They said three quarters of 2018 have passed with positive export outcomes, creating momentum for the country to record a trade surplus for the year. Notably, the number of goods orders often rises strongly in the last months of the year, so overseas shipments are likely to hit a new record.
According to the Department of Export and Import under the Ministry of Industry and Trade (MoIT), export turnover between January and September reached US$178.91 billion, up 15.4% year on year.
The domestic sector shipped US$51.07 billion worth of goods abroad while foreign-invested firms contributed US$127.84 billion to the total exports.

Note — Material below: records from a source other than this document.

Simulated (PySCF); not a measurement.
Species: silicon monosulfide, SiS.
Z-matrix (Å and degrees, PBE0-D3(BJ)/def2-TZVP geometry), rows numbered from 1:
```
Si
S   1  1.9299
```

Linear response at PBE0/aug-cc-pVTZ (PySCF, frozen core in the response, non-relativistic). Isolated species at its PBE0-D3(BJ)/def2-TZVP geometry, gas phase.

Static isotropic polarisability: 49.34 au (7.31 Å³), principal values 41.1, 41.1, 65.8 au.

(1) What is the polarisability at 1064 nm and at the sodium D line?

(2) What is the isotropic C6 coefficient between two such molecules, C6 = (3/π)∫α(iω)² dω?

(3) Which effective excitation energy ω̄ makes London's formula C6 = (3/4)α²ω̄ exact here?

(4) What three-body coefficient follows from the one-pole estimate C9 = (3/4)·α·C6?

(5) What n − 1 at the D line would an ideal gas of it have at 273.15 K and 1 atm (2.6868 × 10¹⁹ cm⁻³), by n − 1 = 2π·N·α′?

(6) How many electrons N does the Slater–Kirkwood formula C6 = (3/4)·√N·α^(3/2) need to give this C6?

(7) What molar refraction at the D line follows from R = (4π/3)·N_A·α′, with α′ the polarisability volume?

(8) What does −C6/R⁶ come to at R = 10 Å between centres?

Twenty-six commodities recorded export revenue of more than US$1 billion in the period, and five of them had exports topping US$10 billion, including phones and accessories (US$36.1 billion), textiles and garments (US$22.6 billion), and electronic products, computers and components (US$21.6 billion).
Meanwhile, Vietnam imported US$173.52 billion worth of goods in the period, up 11.8% from a year earlier. That included US$69.34 billion by domestic businesses and US$104.18 billion by foreign firms.
Three of the 30 commodities with import revenue in excess of US$1 billion recorded turnover above US$10 billion, statistics showed.
As a result, the country enjoyed a trade surplus of US$5.39 billion. While the domestic sector had a deficit of US$18.26 billion, the foreign invested sector posted a surplus of US$23.62 billion.
Regarding the exports in the remainder of the year, Duong Duy Hung, Director of the MoIT’s Department of Planning, said the US-China trade friction has yet to harm Vietnam’s export growth over the past months. However, in the long term, political and trade tensions among big economies pose major challenges to exports.
Officials said three months is not a long period, so the MoIT will monitor the world situation, especially the US-China trade war, to take measures to promote exports and prevent trade fraud.
Trade promotion needs to be reformed to focus on long-term programmes promoting certain commodities and markets until concrete outcomes are gained, instead of just year-long campaigns.
Experts also said the MoIT should connect Vietnamese exporters of agricultural and fishery products with Chinese importers to boost cross-border shipments, especially of the goods Vietnam is strong at and China has high demand for like fruit, aquatic products, rice and coffee.